Commentary

Jefferson County, AL Declares Bankruptcy – Muni Bankruptcy Wave Coming?

This week Jefferson County, Alabama filed the largest government bankruptcy in American history. The cash-strapped municipality, faced with a burgeoning $4.23 billion debt, has taken the option of last resort after failing to reach a compromise with it’s creditors. The Birmingham News reports three quarters of the county’s debt, or $3.14 billion, lies in a mismanaged sewer construction project, $814 million in school-construction debt, and the final $305 million in general-obligation warrants. According to bankruptcy filings, the county owes more than 5,000 creditors, the largest being JPMorgan Chase & Co. JPMorgan Chase & Co. owns one third of the sewer construct debt, or $1 billion.

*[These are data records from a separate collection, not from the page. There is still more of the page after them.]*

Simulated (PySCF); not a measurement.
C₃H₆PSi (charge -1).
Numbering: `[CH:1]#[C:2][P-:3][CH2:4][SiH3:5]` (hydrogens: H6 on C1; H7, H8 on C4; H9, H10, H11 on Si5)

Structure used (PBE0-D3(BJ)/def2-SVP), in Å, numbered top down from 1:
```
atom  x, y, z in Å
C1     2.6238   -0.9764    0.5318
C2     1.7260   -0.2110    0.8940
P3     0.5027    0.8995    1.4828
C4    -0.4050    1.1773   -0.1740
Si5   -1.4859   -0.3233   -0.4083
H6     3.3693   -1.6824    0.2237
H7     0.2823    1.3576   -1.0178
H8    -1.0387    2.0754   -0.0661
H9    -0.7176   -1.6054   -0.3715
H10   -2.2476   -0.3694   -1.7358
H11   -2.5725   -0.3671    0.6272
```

Regular readers of Reason Foundation’s Out of Control Policy Blog should not be surprised by today’s news. Last month when the Harrisburg, Pennsylvania City Council controversially voted to declare bankruptcy I posted analysis of the top nine municipalities most likely to face bankruptcy next. Jefferson County ranked third on that list.

Some have suggested recent high-profile municipal bankruptcies confirm Meredith Whitney’s dire prediction that a wave of municipal bankruptcies would sweep the country. Was Meredith Whitney right? In short: not yet.

Local governments are feeling the squeeze of the prolonged economic malaise. Specifically, officials are struggling with falling revenue, evaporating state aid, and structural deficits that beget chronic overspending. According to the National League of Cities (NLC) 26th Annual City Fiscal Conditions Report, general city revenues have declined for five straight years, and are projected to fall another 2.3 percent by the end of 2011. NLC traces this dip to lagging property and income taxes, while sales taxes have rebounded and leveled off. Further, for most municipalities, the prospect of federal or state aid is dim. NLC reports 57 percent of city finance officers report their cities are less able to meet their financial needs in 2011 than 2010, and the current condition may be the “new normal” according to Michael A. Pagano, Dean of the College of Urban Planning and Public Affairs at the University of Illinois at Chicago.

No municipality represents this better than Central Falls, Rhode Island. Central Falls would be the most apt “canary in the coalmine” for Whitney’s prediction. Falling revenue combined with spending was problematic, but it was the city’s underfunded public employee pension fund that drove Central Falls into bankruptcy and receivership. Rosy pension predictions were flat wrong and the controversial government accounting standards board (GASB) metrics may lead to similar problems for other municipalities. This is leading many to argue that a U.S. pension crisis is pending. However underfunded pensions are not what forced Jefferson County or Harrisburg into bankruptcy.

When did it start for Jefferson County? It goes as far back as 1996 when a federal judge ordered Jefferson County to repair and rebuild its sewer system, citing county sewage polluting rivers and streams. County officials then proceeded to engage in an eight-year borrowing binge. The Birmingham News reports:

(By) 2007 most of Jefferson County’s sewer debt is tied up in several 2002-03 refinancing deals, championed by then-Commission President Larry Langford, that include complex, sophisticated derivatives meant to save money — auction-rate securities, variable-rate bonds and embedded interest rate swaps. No other local government has as great reliance on such derivatives as Jefferson County, and these soon prove to be a crucial flaw.

(In) 2008 the national subprime mortgage crisis and Great Recession (hit) — the financial collapse plunges the county’s debt to junk bond status because of failure of the derivative markets. This triggers penalties and higher interest rates for Jefferson County sewer debt. The county begins technical default. Bond insurers sue.

Jefferson County’s bankruptcy was fairly foreseeable from 2008 forward. Further, the county’s regular operating budget faced a structural deficit. According to The Birmingham News, lawmakers already cut spending by 30 percent, or $95 million, and faced another $40 million in cuts by December 1, 2011. The Alabama Supreme Court struck down an occupational licensing tax, which cost the county $66 million, and afterwards county lawmakers could not reach a compromise for state aid or sufficient relief from creditors.

Similarly when Harrisburg filed for bankruptcy the city faced $242 million in total guaranteed debt, five times its general fund budget, $65 million of which was overdue. Harrisburg’s debt is primarily linked to the city’s decision to overhaul and expand an incinerator. Pennsylvania’s capital city has since gone into state receivership.

The Jefferson County and Harrisburg bankruptcies are unsettling, however each municipality made poor fiscal policy decisions that hung like millstones around their necks. If nothing else, these bankruptcies send a clear message to local governments that in this “new normal” period, boondoggle projects become cans that are far too big to kick down the road.